I'm a huge fan of
Alchemy redone by Bamce on Reddit. My group and I playtested it for at least three months of regular sessions.
In this new ruleset, we immediately noticed Alchemy was almost entirely a viable alternative to spellcasting. Effectively you pre-prepare spells at the cost of slightly more drain. The removal of potency and the decay of preparations means bookkeeping is significantly reduced and preparations in general have more power behind them because you don't have to worry about Potency screwing you over. You effectively have to write down the force of the preparation and the time you created it, and that's all.

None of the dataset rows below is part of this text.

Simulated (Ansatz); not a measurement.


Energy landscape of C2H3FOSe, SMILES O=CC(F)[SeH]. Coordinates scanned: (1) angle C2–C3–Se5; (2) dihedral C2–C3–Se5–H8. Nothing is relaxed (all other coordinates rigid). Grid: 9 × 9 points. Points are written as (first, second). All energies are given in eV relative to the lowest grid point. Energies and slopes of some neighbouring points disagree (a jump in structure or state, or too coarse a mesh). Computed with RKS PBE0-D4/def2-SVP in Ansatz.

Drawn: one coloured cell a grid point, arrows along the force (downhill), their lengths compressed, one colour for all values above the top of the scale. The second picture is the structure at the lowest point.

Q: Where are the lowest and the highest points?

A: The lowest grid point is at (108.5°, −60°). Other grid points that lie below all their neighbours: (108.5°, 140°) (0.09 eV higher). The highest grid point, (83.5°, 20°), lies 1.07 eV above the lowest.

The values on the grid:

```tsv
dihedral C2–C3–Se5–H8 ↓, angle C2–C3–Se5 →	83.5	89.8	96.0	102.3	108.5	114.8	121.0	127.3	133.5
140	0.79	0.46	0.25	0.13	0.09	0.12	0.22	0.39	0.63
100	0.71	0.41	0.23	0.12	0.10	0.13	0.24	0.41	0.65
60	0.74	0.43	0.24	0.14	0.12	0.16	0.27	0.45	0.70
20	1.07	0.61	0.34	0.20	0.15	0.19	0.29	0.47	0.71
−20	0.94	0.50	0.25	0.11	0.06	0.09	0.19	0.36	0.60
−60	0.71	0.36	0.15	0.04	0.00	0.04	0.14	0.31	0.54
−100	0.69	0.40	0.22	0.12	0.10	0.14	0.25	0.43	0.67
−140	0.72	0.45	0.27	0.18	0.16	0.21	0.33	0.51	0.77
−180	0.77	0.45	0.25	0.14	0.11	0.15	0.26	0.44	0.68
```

I played an alchemy archer and my favored spells were Petrify, Ignite, Decrease Reaction, and Bugs. The biggest quality of life improvement came with using Edge on the alchemy roll when I used the preparation. If I really needed someone out of the fight, I got to pick if I used edge on the archery test or the Petrify test to either make sure it hit or make sure it petrifies. Either way I thought it ended up pretty balanced, cuz I still needed decent agility.
The one thing we ran into problems with were the Advanced Alchemy rules on page 219 of Street Grimoire. I think my GM wasn't entirely in agreement that everything not labeled 'anchored spells only' should work on preparations, but that's okay.
I'd love if the alchemy rules were made simpler and I love Bamce's, but again I'm not sure if that's in the realm of Errata.